A few years ago, not very many, I remember telling someone that if I ever started a blog they should just go ahead and shoot me. I was trying to find the time and space to write my first book, and at the same time the internet was inconveniently growing, becoming a massive distraction. I was aggrieved, peeved, humbled and overwhelmed by the rapidly-reproducing content out there: overwhelmed at the volume of it and at the thought that I should be adding to it; humbled by the sheer output of other writers I knew; peeved by the quality, or lack thereof, of all these dashed-off thoughts; and most of all aggrieved by the idea of regularly making my private thoughts public.
Since what you’re now reading is, in fact, a blog, this would be a good time to refute all those objections. I can’t. I think often of something Nabokov once said, that showing around one’s first drafts is like passing around samples of one’s sputum. (Sorry.) I can’t get over the idea that blog writing will be messy, sloppy, and unfinished. However, I am coming around to the idea that it’s supposed to be that way.
I’m starting this blog mainly because, despite my long-standing aversion, I can no longer count the times that I have started writing imaginary blog posts in my head. Often it’s because Twitter and Facebook are deeply unsatisfying as venues for substantive thought and argument, and I just need more room. In the same vein, I often have thoughts I’d like to work out about an article or event long after it has passed through the approximately 10-minute news cycle we now endure on social media. If nothing else, this blog will be the land of ICYMI.

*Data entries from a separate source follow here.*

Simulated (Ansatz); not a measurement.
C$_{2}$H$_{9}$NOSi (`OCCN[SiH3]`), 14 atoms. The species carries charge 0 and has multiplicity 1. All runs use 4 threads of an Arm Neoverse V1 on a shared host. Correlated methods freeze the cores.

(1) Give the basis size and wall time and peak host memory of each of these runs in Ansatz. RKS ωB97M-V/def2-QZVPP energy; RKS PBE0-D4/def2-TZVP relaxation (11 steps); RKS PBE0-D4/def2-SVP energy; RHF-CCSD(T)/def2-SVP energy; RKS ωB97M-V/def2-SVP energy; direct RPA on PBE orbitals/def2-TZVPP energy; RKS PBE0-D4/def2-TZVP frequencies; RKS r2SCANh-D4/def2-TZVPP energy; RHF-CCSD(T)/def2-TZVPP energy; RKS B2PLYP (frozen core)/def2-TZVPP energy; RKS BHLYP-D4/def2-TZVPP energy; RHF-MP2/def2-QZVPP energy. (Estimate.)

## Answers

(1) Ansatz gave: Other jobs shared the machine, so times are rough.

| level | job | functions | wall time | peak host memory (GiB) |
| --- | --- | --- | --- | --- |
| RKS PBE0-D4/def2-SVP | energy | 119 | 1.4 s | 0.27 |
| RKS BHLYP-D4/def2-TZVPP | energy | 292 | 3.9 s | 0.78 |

“The role of the artist is to ask questions, not answer them.” – Anton Chekhov
As a fiction writer—or, maybe, just as a person—I hold on to things for a long time. (Nabokov has done his damage.) I don’t like to show drafts until they’re polished, or at least readable. Sometimes that’s a good instinct, and sometimes it’s not; polishing something that turns out to be a dead end is a frustrating waste of time. Some writers are able to be very free, but one of my goals is to be more free. Letting things go when they’re only days, or even hours, old will be a good discipline.
Chekhov said that the role of the artist is to ask questions, not answer them. I just recently learned of this quote, and not a minute too soon. I spent much of the time writing my last book worrying that it was a book only of questions and no answers. When I finally decided I had no choice but to accept this half-enlightenment, along came Chekhov, in the universe’s beautiful way of synchronicity, to confirm it. Of course he was talking about fiction; however, I happen to think also that the lion’s share of nastiness in our public sphere today comes from the imperative to come up with answers quickly. We must be pithy, we must be punchy, we must give no quarter, we must take no time to weigh things carefully, passing them from one hand to the other, and we must not decide that the truth is somewhere in the middle, because that will not fit into 140 characters—even though that is where the truth often lies. Especially for fiction writers, whose job is empathy, not judgment.
So consider yourselves warned, dear readers: I will ask questions, probe, look at things from all angles; I will waffle, wiggle and waver (pace Bill Bradley); and then most likely I’ll slink away, leaving the rest to you. We live in fearful times. We want certainty, but the best antidote to its absence is the earnest whirring of our brains, and hearts.